My resilience has got me this far, however, I have no idea if it will get me through the choppy waters that are in front of me. I can only dig down so far to survive before there is nothing left to fight with. The last few weeks have been very dark in places; those places are at the moment becoming more and more frequently visited. Lots of what if's and hypothesising about the future and no way of stopping that river once it's in full flow. Many sleepless night will testify to that fact.
The fact that I've never turned to drink, drugs, (only the prescribed kind), or smoked is one thing in my favour. Never even been tempted. Ever. I didn't even have alcohol until I was 18. Not a sheltered childhood, just a lot going on during my formative years. Situations and experiences that have had a long lasting affect on my life and the directions it has taken. This is where my resilience has stemmed from. My ability to dig deep and keep going even under enormous pressure. My ability to adapt to new situations. My ability to survive.

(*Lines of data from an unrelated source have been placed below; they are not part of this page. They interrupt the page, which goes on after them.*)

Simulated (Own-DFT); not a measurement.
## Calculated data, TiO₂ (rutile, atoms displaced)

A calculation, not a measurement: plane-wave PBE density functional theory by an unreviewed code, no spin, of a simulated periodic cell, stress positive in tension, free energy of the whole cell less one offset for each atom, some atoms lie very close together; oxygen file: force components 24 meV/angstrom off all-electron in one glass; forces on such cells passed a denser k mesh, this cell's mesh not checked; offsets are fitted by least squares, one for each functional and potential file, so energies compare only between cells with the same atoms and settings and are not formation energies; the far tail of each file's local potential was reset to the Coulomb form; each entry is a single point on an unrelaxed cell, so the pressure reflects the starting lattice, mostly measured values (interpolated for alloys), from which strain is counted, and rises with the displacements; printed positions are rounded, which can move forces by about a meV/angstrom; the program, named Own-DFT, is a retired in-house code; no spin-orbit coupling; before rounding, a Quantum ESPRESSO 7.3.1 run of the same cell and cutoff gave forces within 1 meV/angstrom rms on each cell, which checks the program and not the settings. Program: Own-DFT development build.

I need to break away from some of those experiences though and shape my future. I have been held back by certain lessons learnt which have also given me a negative effect on how I view certain aspects of life, especially interaction with other people. My life is getting shorter; nearly 8 weeks on my own at home and 9 years single means that my time is getting more precious. I can't waste anymore than I already have and am doing. Time to stop procrastinating and get a move on.